It is increasingly common for surveys to collect information on social links and inter-personal flows among individuals such as friendship, loans and gifts, advice, or referral. In particular, much social network analysis is based on data reported by survey respondents – for example, answers to questions such as “To whom did you lend money?’; “With whom do you exchange information?”; or Who are your friends?” (Banerjee et al. 2013, Fafchamps and Lund 2003). In principle, the answers to these questions should agree. If, for instance, respondent A reports lending money to respondent B, then B should report receiving money from A. Yet it is extremely common for such data to be discordant – that is, there are often considerable discrepancies between the answers given by two respondents.
Until now, misreporting of this kind has typically been ignored. We show that failing to properly account for misreporting may bias estimation. This is best understood with an example. Imagine we have data on respondents' ethnicity (two groups, A and B) and transfers between them. Assume that respondents from both groups give and receive with equal probability, but members of group A are less likely to report transfers. If the researcher assumes that a transfer took place only if at least one respondent reported it, the estimated coefficient of belonging to ethnic group A on the probability of transfer will be biased downwards. This is because the researcher observes transfers less frequently when givers and receivers are from this ethnic group, but this is entirely due to the difference in misreporting.
In a recent paper, we propose a novel maximum likelihood estimator that corrects for such misreporting bias in a systematic way (Comola &and Fafchamps 2015). This estimator accounts separately for the two respondents’ propensity to report a transfer, which may depend on their observable characteristics. The methodology we propose is of particular interest to researchers studying social networks, but it is applicable to all those situations where the researcher has two conflicting measurements of the same dependent variable from two different sources, for example, multiple measurements of schooling levels in twins (Ashenfelter and Krueger 1994), discrepancies over earnings reported by workers and companies (Duncan and Hill 1985), estimates of time spent on housework by the spouse (Lee and Waite 2005), or bilateral trade flows reported by exporters and importers (Gaulier and Zignago 2010).
Informal transfers have been recognised as of great importance for development, since they represent a source of favour exchange and insurance against idiosyncratic shocks. We illustrate our methodology using data on inter-household informal transfers (loans and gifts) from the village of Nyakatoke in Tanzania. These data display a high rate of discrepancy in survey responses, which is in line with other existing data sources1 – in only 27% of the cases with a reported transfer was a transfer reported by both the giver and the receiver.

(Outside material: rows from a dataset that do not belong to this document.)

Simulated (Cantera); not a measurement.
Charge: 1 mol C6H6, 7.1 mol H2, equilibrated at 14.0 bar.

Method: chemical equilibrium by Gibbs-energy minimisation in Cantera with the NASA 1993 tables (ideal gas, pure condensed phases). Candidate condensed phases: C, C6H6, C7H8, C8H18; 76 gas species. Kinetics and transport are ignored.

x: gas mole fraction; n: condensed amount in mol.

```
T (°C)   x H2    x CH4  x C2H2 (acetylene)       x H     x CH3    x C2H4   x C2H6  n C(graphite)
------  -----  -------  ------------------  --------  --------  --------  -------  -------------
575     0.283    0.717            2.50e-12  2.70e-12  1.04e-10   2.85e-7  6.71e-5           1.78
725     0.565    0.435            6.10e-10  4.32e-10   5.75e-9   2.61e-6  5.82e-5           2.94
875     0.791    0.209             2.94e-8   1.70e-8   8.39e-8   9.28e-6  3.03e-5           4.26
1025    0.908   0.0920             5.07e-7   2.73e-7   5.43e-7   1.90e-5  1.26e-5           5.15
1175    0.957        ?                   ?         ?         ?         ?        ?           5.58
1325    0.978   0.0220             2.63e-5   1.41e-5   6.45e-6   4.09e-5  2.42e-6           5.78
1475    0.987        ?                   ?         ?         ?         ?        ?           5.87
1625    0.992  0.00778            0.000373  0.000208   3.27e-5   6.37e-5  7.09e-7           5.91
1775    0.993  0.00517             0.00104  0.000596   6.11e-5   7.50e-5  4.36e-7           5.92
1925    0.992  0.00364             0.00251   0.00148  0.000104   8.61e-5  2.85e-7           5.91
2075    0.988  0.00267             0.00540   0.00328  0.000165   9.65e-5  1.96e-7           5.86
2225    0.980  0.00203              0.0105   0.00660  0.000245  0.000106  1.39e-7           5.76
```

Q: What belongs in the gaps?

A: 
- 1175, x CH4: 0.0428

We find robust evidence that failing to account for misreporting results in a sizable underestimation of the total amount of transfers between villagers. According to our calculations, applying standard estimation techniques would capture at most two-thirds of the transfers that we estimate to have been made within the village. This finding casts some doubt on the reliability of previous results that rely on transfers reported in household surveys. In particular, many studies have found that reported gifts and loans are insufficient to insulate households against shocks (Rosenzweig 1988). But if actual gifts and loans are much larger, these findings may have to be revised upwards.
Ashenfelter, O and A Krueger (1994) “Estimates of the economic return to schooling from a new sample of twins”, American Economic Review, 84: 1157-73.
Banerjee, A, A G Chandrasekhar, E Duflo and M O Jackson (2013) “The diffusion of microfinance”, Science: 341.
Comola, M and M Fafchamps (2015) “The missing transfers: Estimating misreporting in dyadic data” forthcoming in Economic Development and Cultural Change.
Duncan, G and D Hill (1985) “An investigation of the extent and consequences of measurement error in labor economic survey data”, Journal of Labor Economics, 3: 508-522.
Fafchamps, M and S Lund (2003) “Risk sharing networks in rural philippines”, Journal of Development Economics, 71: 261-87.
Gaulier, G and S Zignago (2010) “BACI: International trade database at the product-level: The 1994-2007 version”, CEPII Working Paper 2010-23 , CEPII.
Lee, Y S and L J Waite (2005) “Husbands and wives time spent on housework: A comparison of measures”, Journal of Marriage and Family, 67: 328-336.
Rosenzweig, M R (1988) “Risk, implicit contracts and the family in rural areas of low-income countries”, Economic Journal, 98: 1148-1170.
Vaquera, E and G Kao (2008) “Do you like me as much as I like you? Friendship reciprocity and its effects on school outcomes among adolescents', Social Science Research, 37 (1): 55-72.
1 See Vaquera and Krao 2008 for the widely-studied Add-Health dataset.